Radar Love: Robbing the Cradle to Pay War Profiteers
Date: Monday, January 29 @ 18:59:59 UTC Topic: Bush and Blair
By Chris Floyd, chris-floyd.com January 27, 2007
I. Out of Africa - Into Corporate Coffers
Another day, yet another scandal involving the saintly Tony Blair and highly connected Anglo-American arms peddlers. The British prime minister, who, like George W. Bush, has made his sleeve-worn Christianity a major component of his political persona, is knee-deep in a corruption probe once again, just weeks after peremptorily quashing an official investigation into bribes, kickbacks and influence-peddling allegations involving his government, his corporate cronies and the Saudi royals. (See "War Profits Trump the Rule of Law," Truthout.org, December 22).
The new arms scandal is possibly even more morally egregious than the Saudi deal. While the latter involved backroom baksheesh between two wealthy governments and a fat-cat corporation, the latest imbroglio literally tore desperately needed aid from the hands of some of the world's poorest children. And as with the Saudi bribefest, it was Blair's personal intervention that put the profits of an arms dealer above all other considerations.
Last week, investigators with the UK's Serious Fraud Office (SFO) unearthed new evidence of a $12 million slush fund allegedly used to bribe officials in Tanzania into approving a $50 million purchase of a military air traffic control system from Britain's biggest arms merchant, BAE Systems, in 2002. Tanzania, which has a grand total of eight military airplanes and one of the most crushing loads of national debt in the world, had to borrow even more money to finance the sale. The money came, naturally, from another of Britain's most august and politically wired institutions, Barclays Bank. Tanzania repaid this loan with money that Blair's government had given it, ostensibly to support public education.

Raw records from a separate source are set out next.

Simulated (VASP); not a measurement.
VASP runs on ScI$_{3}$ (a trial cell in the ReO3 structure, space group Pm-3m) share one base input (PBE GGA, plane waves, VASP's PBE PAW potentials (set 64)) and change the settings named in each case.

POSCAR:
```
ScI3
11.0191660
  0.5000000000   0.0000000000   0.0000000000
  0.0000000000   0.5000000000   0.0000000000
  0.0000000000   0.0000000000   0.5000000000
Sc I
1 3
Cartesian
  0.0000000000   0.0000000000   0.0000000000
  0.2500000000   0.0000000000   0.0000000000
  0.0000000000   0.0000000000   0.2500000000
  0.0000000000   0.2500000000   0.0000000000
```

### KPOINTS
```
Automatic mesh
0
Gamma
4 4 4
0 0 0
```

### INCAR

In other words, public money earmarked to help lift Tanzania's children out of poverty was instead laundered into the coffers of BAE and Barclays, with Tony Blair acting as bagman. Again, Blair had to override the objections of own cabinet - and protests from the World Bank, which rarely sees a sweetheart deal for Western interests it doesn't like - in order to foist an extravagant, useless white elephant on the people of Tanzania. In that nation, as the Guardian notes, "life expectancy is only 43 years, the poorest third of the population live on less than a dollar a day, and 45 percent of public spending is provided by Western donors."
"[Blair] insisted on letting this go ahead, when it stank," former cabinet minister Clare Short told the Guardian. "It was always obvious that this useless project was corrupt." Short, who resigned from the cabinet in protest after the invasion of Iraq, said that Chancellor Gordon Brown, who will almost certainly become prime minister this year, had also opposed the sale. But Blair had forced through the license for the deal, she said. When BAE calls, Tony comes running.
And BAE's voice echoes loudly across the ocean as well. As we noted here last month, BAE has become one of the top 10 US military firms as well, through its acquisitions during the ever-profitable "war on terror" - including transactions with the Carlyle Group, the former corporate perch of George H. W. Bush and George W. Bush and still the current home of the family fixer, James Baker.
The new SFO evidence comes from the same Swiss banks where they were tracking down almost $2 billion in hush-hush slush funds that BAE had allegedly set aside for Saudi royals to win their continuing approval for a mammoth arms deal called, with cynical irony, "al-Yamanah" (Arabic for "the dove"). This cozy arrangement for fighter planes and other military aircraft and servicing has been going on for 18 years, and has been worth almost $80 billion for BAE so far. But first the Guardian, then SFO investigators, found evidence that BAE had used the secret stash to supply Saudi princes - every bit the equal of Bush and Blair in public piety - with luxury apartments, sumptuous holidays, designer cars (including a gold-plated Rolls-Royce, the Times reports), comely female companionship and other perks to keep them sweet on the deal. When the SFO at last gained entry to the inner sanctums of Swiss bankery, where the high and mighty (not to mention the down and dirty) have hid so many dark secrets for so many years, they also began looking into evidence that top BAE executives might have been dipping into the slush fund for various amenities as well.
Unfortunately, the probe was running parallel with high-wire negotiations for a $12 billion augmentation of al-Yamanah, with a new round of BAE-built fighter jets on the line. The Saudis, tired of the embarrassing revelations, played hardball, threatening to end all cooperation in the terror war or even cut diplomatic ties with Britain if the investigation was not quashed. Dick Cheney also weighed in, reportedly telling Tony that he needed to can all this "enforcement of the law" malarkey from the SFO and keep the Saudis happy. The dutiful PM then had his dutiful attorney general - his lifelong pal Peter Goldsmith, whom Blair had elevated to the House of Lords - make an unprecedented ruling to kill the investigation stone-dead. (Goldsmith, of course, is most famous for telling Blair that an invasion of Iraq would probably be illegal, in several different ways - then suddenly changing his mind after a "consultation" with the boys in the White House not long before the "shock and awe" began. Guess they made him an offer he couldn't refuse.)
Although the stench of the child-robbing Tanzanian deal has long lingered over a Blair government that came into office promising an "ethical foreign policy," it is only now that evidence of actual criminality is emerging. The SFO found that BAE had paid secret "commissions" of $12 million to a pair of Tanzanian middlemen who brokered the deal. The brokers received a more public $400,000 fee for the transaction, which is considered a "legitimate" rake-off in the arms-peddling world. But they deposited the $12 million in a Swiss bank account of one of BAE's many off-shore, tax-dodge front companies, Red Diamond.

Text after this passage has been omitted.